» Thu Oct 06, 2011 4:12 pm
Sounds like it will be rushed and unpolished IMO.
If you want it to be an actual BOOK and not just a story you write for fun, don't start it tomorrow, start it in a couple months. Spend time making your characters unique, and give them a back story that fleshes them out over the course of the book (as in, don't tell everything interesting about your character in the first chapter)
In the fantasy genre, I'd take George R. R. Martin as the best author at developing characters. If you've read his works, you know what I'm saying.

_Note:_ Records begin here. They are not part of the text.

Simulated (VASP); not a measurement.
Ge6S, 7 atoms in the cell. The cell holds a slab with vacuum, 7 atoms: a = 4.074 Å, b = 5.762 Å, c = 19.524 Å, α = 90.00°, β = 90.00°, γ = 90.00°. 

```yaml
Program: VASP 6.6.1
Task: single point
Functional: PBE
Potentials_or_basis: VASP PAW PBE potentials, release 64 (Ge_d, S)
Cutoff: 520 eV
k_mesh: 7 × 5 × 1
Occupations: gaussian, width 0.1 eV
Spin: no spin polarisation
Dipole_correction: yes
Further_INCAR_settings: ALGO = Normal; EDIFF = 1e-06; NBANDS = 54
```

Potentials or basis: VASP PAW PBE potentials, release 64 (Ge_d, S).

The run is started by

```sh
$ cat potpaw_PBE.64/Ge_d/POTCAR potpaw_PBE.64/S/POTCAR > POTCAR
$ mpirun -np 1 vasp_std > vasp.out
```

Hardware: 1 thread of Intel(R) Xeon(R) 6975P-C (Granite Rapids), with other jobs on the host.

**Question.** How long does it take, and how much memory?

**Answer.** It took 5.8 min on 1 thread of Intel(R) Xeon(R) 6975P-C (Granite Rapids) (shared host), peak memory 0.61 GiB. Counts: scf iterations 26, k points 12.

Basically, avoid cliches. If it's a fantasy adventure, try to avoid making it black an white like Lord of the Rings and everything that came off of it. Add antagonists that can be seen as good guys or bad, with their agenda's as to why they want the protagonist to fail varying and wading in shades of grey. The main bad guy could be an honorable hero who justifies whatever means to reach a worthy end.
Etc. This is the reason why you should take months developing characters and story before starting it. Because you're the only person controlling it, you need to carefully tell the tale and keep it interesting, and you need to know a LOT of information and judge what to show and when to keep it interesting.
[EDIT] Also, at some point, kill off your main character and have others take up his quest. Maybe he has a large group helping him, and they get spread out to perform it. More going on, more locations you can go into depth to, more cultures to flesh out to give your world believable. And the main character's death is just an out-of-left field twist you don't see often.